This is a pretty fantastic visualization connecting your conversations on Twitter. From Google's recently launched Chrome Experiments, which showcases JavaScript intensive games, apps, and visualizations. I did some runs on some keywords and its pretty amazing. Here's a screenshot of visualizations of the connections and cross-connections between tweeters I (@dina) have had conversations with in the last month - on the Social Collider site, you can mouse-over or click the dots to actually view the conversations:
Search: username: 'dina' [click images for full impact]
And another one with search keyword: 'social media' for a week:
From their About Page:
The Social Collider reveals cross-connections between conversations on Twitter.

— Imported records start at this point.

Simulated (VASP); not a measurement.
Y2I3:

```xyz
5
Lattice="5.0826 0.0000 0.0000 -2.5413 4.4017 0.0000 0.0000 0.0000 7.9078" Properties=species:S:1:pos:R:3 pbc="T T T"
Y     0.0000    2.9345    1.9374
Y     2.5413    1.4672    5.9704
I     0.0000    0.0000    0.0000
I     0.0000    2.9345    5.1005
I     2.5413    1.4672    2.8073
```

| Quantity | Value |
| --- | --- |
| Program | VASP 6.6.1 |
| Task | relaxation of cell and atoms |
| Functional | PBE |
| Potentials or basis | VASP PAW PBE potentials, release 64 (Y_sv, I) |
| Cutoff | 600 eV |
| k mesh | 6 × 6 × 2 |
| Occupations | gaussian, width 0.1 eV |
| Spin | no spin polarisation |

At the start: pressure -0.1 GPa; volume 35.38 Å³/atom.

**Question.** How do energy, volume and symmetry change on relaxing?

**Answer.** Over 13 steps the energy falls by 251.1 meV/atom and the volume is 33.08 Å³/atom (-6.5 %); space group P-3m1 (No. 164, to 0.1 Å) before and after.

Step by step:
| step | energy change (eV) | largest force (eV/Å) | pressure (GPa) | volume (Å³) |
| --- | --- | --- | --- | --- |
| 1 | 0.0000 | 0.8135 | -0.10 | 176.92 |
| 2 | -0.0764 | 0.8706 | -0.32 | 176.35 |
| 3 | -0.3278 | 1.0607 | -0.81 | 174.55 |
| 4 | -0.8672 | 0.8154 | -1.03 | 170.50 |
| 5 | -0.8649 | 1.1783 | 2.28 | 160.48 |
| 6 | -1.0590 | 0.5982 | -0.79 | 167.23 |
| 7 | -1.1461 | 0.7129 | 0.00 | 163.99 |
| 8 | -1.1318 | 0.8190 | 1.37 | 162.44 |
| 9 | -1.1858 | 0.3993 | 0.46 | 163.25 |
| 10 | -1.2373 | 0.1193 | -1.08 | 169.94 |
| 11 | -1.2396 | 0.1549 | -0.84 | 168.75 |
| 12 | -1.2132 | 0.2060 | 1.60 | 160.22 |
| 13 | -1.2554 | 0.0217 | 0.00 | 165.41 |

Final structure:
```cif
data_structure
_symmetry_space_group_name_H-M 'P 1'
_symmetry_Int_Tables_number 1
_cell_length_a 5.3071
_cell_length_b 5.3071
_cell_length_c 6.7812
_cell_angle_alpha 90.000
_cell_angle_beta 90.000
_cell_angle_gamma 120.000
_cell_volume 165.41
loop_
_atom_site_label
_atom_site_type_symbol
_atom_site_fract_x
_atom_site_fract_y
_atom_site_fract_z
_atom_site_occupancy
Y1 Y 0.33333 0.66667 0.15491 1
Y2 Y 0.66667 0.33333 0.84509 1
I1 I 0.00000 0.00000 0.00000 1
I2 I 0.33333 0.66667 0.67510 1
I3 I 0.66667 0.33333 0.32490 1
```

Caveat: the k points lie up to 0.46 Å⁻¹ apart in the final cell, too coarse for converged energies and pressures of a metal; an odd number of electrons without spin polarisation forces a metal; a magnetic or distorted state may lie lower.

With the Internet's promise of instant and absolute connectedness, two things appear to be curiously underrepresented: both temporal and lateral perspective of our data-trails. Yet, the amount of data we are constantly producing provides a whole world of contexts, many of which can reveal astonishing relationships if only looked at through time.
This experiment explores these possibilities by starting with messages on the microblogging-platform Twitter. One can search for usernames or topics, which are tracked through time and visualized much like the way a particle collider draws pictures of subatomic matter. Posts that didn't resonate with anyone just connect to the next item in the stream. The ones that did, however, spin off and horizontally link to users or topics who relate to them, either directly or in terms of their content.
The Social Collider acts as a metaphorical instrument which can be used to make visible how memes get created and how they propagate. Ideally, it might catch the Zeitgeist at work.